Expand Your Expectations
July 25, 2011

As you meditate, try not to have too narrow an idea of what can happen during the meditation. Some really good things can happen and some really bad ones can happen, i.e. really pleasant, really unpleasant.

Maybe the mind can go deeper than you thought. And when the mind is going really well, it might suddenly flip and start wandering all over the place.

So all kinds of things can happen. This means you have to be watchful. Be heedful: Look after what you’re doing, make sure you stick with it. Then try to push yourself a little bit more in whatever seems to be the right direction.

All too often, we have the fear that if we put a lot of extra effort into the practice, it’s not going to pay off: that we’re going to run up against a wall. So we tend to hold back. Or we may have a very limited idea of what we’re capable of.

I remember talking to a woman many years back who had been meditating for many years. She told me, “You know, I’ve never really taken seriously the idea that I could ever gain awakening.” And that’s sad.

All the potentials that are needed for awakening are right here. You’ve got the body, breathing. You’ve got your mind, thinking and aware. You’ve got all the different aggregates; you’ve got all the different types of fabrication. Everything’s happening right here. It’s just a matter of putting things together just right.

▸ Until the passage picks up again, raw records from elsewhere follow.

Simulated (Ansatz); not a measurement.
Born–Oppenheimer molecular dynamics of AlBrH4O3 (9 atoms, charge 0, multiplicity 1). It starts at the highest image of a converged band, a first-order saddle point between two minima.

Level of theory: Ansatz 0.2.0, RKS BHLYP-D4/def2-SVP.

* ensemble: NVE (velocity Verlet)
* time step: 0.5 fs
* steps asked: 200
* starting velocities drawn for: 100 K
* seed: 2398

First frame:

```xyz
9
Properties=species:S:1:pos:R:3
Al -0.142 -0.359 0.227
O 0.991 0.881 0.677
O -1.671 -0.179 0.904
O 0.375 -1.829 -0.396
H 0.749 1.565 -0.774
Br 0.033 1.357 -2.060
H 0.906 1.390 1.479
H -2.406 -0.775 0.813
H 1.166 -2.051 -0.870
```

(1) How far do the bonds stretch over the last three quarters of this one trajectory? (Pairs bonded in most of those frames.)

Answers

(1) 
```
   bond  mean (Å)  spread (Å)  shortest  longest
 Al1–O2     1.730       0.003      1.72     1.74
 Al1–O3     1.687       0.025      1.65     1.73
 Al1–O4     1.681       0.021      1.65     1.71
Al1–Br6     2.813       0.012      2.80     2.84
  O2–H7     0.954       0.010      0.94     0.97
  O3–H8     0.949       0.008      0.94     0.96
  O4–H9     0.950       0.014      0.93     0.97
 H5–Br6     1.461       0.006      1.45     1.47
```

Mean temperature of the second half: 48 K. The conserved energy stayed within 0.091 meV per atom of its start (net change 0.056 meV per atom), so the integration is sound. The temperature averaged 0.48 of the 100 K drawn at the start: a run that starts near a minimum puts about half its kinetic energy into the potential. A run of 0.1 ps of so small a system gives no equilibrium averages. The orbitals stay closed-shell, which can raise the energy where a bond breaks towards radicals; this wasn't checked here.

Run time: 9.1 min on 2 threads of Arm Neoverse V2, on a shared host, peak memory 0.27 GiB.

Maybe part of the problem is that you narrow yourself down to a little tiny corner and keep yourself cornered there.

So it’s important that you open things up a little bit. Think of the breath going places it’s never gone before—or at least you’ve never thought of it going there. When an obstacle comes up that normally sets you off, think of the possibility that you don’t have to go off with it this time.

It’s very easy to develop some bad habits as a meditator that place limitations on you. Try to air out your mind for the time being. Say: All kinds of things are possible.

And particularly the steadiness of your gaze: Try to improve that, because that makes a huge difference in things. It’s very easy to focus on the breath for a while and then go off for a bit then come back for a while and then go off for a bit. There are these little bumps in the breath that tend to knock us off. See if you can ride right through the bumps.

Some people, when they start watching the mind, realize that they have a tendency, say, when the breath has gone out and before it comes back in again: That’s the time when the mind tends to wander. It goes off just a little bit and then it’ll come back. How about making up your mind that you’re going to stay with it all the way through that little gap?

Or wherever it is you tend to notice that you have your little lapses of mindfulness, your lapses of awareness, alertness: Try to ride right through them, drill right through them.

After all, we’re here to attain what we haven’t previously attained, to realize what we haven’t previously realized. That means we have to learn how to do things we haven’t previously done. If you want to get special results, you have to do special things.

This doesn’t necessarily mean that you have to push yourself to the limit in terms of knocking yourself out. You want to find a way of putting energy into the meditation in a way that gives energy back, so that you can keep recycling it. That’s the kind of focus you want to develop. So try to give yourself to the meditation a little bit more than you have in the past.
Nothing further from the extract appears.